Verse explainer

What does Luke 2:14 really mean?

The famous Christmas verse says more than 'peace and goodwill' — it turns on whose goodwill it is, and who receives the peace.

KJV

Glory to God in the highest, and on earth peace, good will toward men.

BSB

Glory to God in the highest, and on earth peace to men on whom His favor rests!
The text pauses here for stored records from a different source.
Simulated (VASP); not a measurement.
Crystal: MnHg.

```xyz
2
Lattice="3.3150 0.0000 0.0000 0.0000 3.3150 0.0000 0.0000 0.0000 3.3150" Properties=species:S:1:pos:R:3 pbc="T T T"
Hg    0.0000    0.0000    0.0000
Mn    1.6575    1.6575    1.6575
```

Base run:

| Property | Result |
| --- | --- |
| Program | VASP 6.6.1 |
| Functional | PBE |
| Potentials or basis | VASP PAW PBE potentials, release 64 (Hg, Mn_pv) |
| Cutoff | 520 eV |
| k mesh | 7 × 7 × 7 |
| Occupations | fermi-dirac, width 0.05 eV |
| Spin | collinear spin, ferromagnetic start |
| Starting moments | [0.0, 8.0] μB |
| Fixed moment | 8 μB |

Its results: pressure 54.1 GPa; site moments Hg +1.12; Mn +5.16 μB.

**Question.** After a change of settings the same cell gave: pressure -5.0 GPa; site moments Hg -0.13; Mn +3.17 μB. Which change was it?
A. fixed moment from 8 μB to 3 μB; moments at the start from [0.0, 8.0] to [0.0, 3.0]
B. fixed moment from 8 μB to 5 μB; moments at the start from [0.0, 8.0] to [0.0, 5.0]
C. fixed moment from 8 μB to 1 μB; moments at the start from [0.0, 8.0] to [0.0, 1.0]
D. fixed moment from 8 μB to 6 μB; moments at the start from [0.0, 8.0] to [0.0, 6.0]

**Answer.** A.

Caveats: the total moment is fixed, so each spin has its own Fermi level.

The angels aren't offering a general wish for human harmony. The hymn has a tight structure: God receives glory in the highest heavens, and the fruit of that — peace — comes down to earth. But peace for whom? The KJV's 'good will toward men' can sound like a broad warmth toward all humanity equally, but the older manuscripts read 'peace to men of his good will' or 'men on whom his favor rests' — meaning the peace announced is grounded in God's prior, freely given favor, not in human deserving. Jamieson, Fausset & Brown note the hymn is a Hebrew parallelism: God's glory and earth's peace answer each other, and the 'good will' clause explains the basis of the peace, not a second separate gift. Adam Clarke presses the same point: the incarnation is the supreme display of divine attributes — mercy, justice, faithfulness — and the reconciliation it brings flows entirely from God's initiative. The verse is not a vague seasonal sentiment; it's a compressed theological claim that the birth of this child is the hinge on which heaven's favor and earth's peace turn.

"Good will toward men" means God and the angels are wishing everyone a happy, peaceful life. This is probably the most widely softened verse in the Christmas canon. Heard every December, it gets flattened into a warm benediction — a wish for human beings to be nice to one another, or a declaration that God simply likes everyone very much. But the Greek word behind 'good will' is eudokia, which in its genitive form (as the better-attested manuscripts have it) means men who are the objects of God's favor, not men who themselves possess goodwill. The peace the angels announce isn't ambient holiday cheer; it's a specific theological claim — that this child's birth enacts the reconciliation God purposed. Adam Clarke, John Gill, and Jamieson-Fausset-Brown all read it the same way: the 'good will' belongs to God, the 'peace' flows from it, and the ground of both is the free, prior favor of God rather than anything in the recipients. The KJV rendering is not wrong — it captures something real — but read in isolation it opens the door to a reading the angels' hymn won't support: that the birth of Jesus is a general, unconditional declaration that everything will be fine for everyone. The verse is sharper and more particular than that, and also — because it is about grace rather than human effort — more genuinely good news.
Adam Clarkeearly 19th c. · PD

Clarke reads the verse as the angels declaring what the incarnation actually accomplishes: the hidden glories of God — wisdom, love, justice, power — are now displayed in a degree impossible any other way, and the peace announced is real reconciliation between God and sinners, then between sinners with one another, all flowing from God's sovereign initiative rather than from human merit.

John Gill18th c. · PD

Gill argues 'peace on earth' refers not to outward political calm but to Christ himself as the peacemaker — God and humanity, Jew and Gentile — and that 'good will toward men' points to God's electing, covenant love as the ground of the whole. The peace is not general goodwill floating in the air; it is specific, costly, and rooted in God's free favor toward chosen men in Christ.

Jamieson, Fausset & Brown19th c. · PD

JFB highlight the hymn's three-part Hebrew parallelism: glory to God answers peace on earth, and 'good will to men' is the explanatory echo — Heaven's divine complacency resting on a new footing, descending to men as it rests on the Son himself (echoing the 'well-pleased' of Matthew 3:17). The peace is not earned; it arrives on the same terms God declared at the Jordan.

εὐδοκία eudokia

'Good will,' 'favor,' or 'good pleasure.' The word describes not a warm feeling directed outward by humans toward each other, but God's own sovereign delight and favor directed toward recipients of his choosing. The textual tradition behind most modern translations reads 'men of eudokia' — men on whom this favor rests — rather than eudokia as a free-floating gift to all. Strong's and Thayer both confirm the term regularly signals divine, not merely human, goodwill. That single word explains why the BSB and KJV diverge, and why the verse is about grace, not seasonal sentiment.